Federal authorities have long been criticized for refusing to prosecute cases in Indian country — roughly one-third, according to the U.S. Department of Justice. Authorities in PL-280 states have also been criticized for their lack of response to crime in Indian Country, where law enforcement officers often have to travel long distances to investigate reported crimes.

The tribes have argued in court filings and elsewhere that the federal government — which has a political relationship with the tribes through treaties and acts of Congress — is the appropriate sovereign entity to handle criminal matters. Congress maintains control over Native American and Alaska Native affairs, which are overseen by the Department of the Interior.

States have no such obligation to tribes.

“One of the interesting things to me is how the priority question shakes out,” said Kevin Washburn, who is Chickasaw and dean of the University of Iowa School of Law. “So are the feds going to have the upper hand or are the state prosecutors going to have the upper hand in the cases? And how do they decide who gets to move first, or who gets to move at all?” asked Washburn, a former assistant secretary of the interior for Indian affairs.

While the Supreme Court decision is an expansion of power for the states, it does not come with a similar increase for the tribes. A 1978 Supreme Court ruling stripped tribes of any criminal jurisdiction over non-natives on their reservations. The reauthorization of the Violence Against Women Act in 2013 restored some of that power in limited cases of domestic violence and expanded it further earlier this year.

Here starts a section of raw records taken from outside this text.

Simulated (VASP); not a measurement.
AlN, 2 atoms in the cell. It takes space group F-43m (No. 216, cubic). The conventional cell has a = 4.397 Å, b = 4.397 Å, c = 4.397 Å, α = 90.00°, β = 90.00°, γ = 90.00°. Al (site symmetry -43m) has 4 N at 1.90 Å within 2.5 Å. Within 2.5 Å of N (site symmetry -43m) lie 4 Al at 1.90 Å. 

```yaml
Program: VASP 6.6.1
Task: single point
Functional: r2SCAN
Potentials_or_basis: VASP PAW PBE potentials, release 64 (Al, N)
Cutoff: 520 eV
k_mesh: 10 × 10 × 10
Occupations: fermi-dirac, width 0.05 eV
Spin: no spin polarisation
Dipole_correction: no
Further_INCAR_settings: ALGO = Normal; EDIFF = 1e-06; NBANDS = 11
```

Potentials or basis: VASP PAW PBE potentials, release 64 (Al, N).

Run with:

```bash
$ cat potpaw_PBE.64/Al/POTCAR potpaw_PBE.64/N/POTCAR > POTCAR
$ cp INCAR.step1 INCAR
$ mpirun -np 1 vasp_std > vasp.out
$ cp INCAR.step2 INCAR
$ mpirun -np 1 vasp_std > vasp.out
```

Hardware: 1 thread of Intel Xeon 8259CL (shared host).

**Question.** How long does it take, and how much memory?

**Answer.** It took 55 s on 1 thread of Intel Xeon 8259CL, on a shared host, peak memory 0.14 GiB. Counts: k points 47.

Less than 1 percent of federally recognized tribes in the U.S. have implemented this right, one of the most recent being the Salt River Pima-Maricopa Indian Community outside Phoenix. This raises the possibility that tribes, the state and the feds could pursue a suspect for the same crime. Another U.S. Supreme Court ruling issued last month says tribal members prosecuted in certain tribal courts can also be prosecuted based on the same incident in federal court.

Most tribes can sentence convicted felons to as little as one year in prison, regardless of the crime. A 2010 federal law increased tribal sentencing powers to three years for a single crime, but few tribes have met federal requirements to use that power. This includes having public defenders, creating or updating criminal codes, and having trained judges.

Oklahoma has its own unique history with tribal cases, including a 2020 US Supreme Court decision known as McGirt v. Oklahoma, according to which much of the eastern part of the state remains an Indian reservation. That decision, written by Gorsuch, left the state unable to prosecute Native Americans accused of crimes on tribal lands that include most of Tulsa, the state’s second-largest city with a population of about 413,000.

The Supreme Court declined to review McGirt. Oklahoma filed a wave of petitions related to the case, which led to the latest ruling on state power over crime on reservations that extends widely across the U.S. Justice Brett Kavanaugh, writing for the majority, said the state’s interest in protecting to all crime victims.

Tulsa Mayor GT Bynum, a Republican, applauded the decision and pledged to work with the state and tribal nations “who are our partners in building a safe city.”